The gap between React’s 75% satisfaction and Svelte’s 88% compounds over time. Happier developers stay longer, ship faster, and write better code. The 12-point satisfaction surge in Vue and Angular isn’t noise. Instead, it’s developers telling us which tools they actually enjoy using once they get past the hiring constraint.
And about that ~85% project abandonment rate across all frameworks? That’s not a bug, it’s reality. Frameworks evolve, get deprecated, and get replaced. The real lesson isn’t “pick the most popular framework”—it’s “design your architecture so your business logic survives framework migrations.” Keep your domain code portable and framework-independent. Your rendering layer should be replaceable.

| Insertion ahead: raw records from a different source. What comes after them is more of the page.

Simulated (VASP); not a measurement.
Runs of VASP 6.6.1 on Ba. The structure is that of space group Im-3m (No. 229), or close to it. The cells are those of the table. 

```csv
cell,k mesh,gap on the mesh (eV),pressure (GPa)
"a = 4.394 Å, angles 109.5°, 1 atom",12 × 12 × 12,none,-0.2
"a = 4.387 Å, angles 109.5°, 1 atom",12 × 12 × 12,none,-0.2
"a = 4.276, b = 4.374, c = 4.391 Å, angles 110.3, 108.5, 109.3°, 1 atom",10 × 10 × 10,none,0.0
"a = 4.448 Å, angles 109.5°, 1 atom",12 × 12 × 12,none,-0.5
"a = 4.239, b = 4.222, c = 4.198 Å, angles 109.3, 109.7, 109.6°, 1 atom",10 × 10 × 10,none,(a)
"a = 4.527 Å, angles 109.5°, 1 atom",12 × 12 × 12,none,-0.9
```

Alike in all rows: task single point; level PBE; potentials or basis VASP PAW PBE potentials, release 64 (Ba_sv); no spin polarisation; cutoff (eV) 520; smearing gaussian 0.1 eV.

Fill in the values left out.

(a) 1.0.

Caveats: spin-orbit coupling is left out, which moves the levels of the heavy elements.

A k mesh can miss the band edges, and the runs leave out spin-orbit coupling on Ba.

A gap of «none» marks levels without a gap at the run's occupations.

If you’re not constrained by aggressive hiring needs, consider Vue. It hits the sweet spot: 87% satisfaction (up 12 points), 31% work adoption (sufficient for normal hiring), and proven strength in admin dashboards and internal tools where it genuinely excels. You’ll find developers, they’ll be happier, and your codebase will thank you.
For specific contexts:
- Large enterprises: Angular’s opinionated structure (54% satisfaction, climbing) provides guardrails that prevent architectural chaos at scale
- Performance-critical apps: Svelte (88% satisfaction) delivers better DX with smaller bundles and exceptional developer satisfaction
So, the “safest choice” isn’t always the best choice. Make informed decisions based on your actual constraints:team size, growth rate, hiring needs, performance requirements—not just popularity contests.
P.S. Many excellent frameworks (Solid, Qwik, Alpine, etc.) didn’t appear in our startup dataset. This isn’t because they’re inferior, but because our sample was limited to specific Crunchbase coverage. The frontend ecosystem is richer than any single analysis can capture!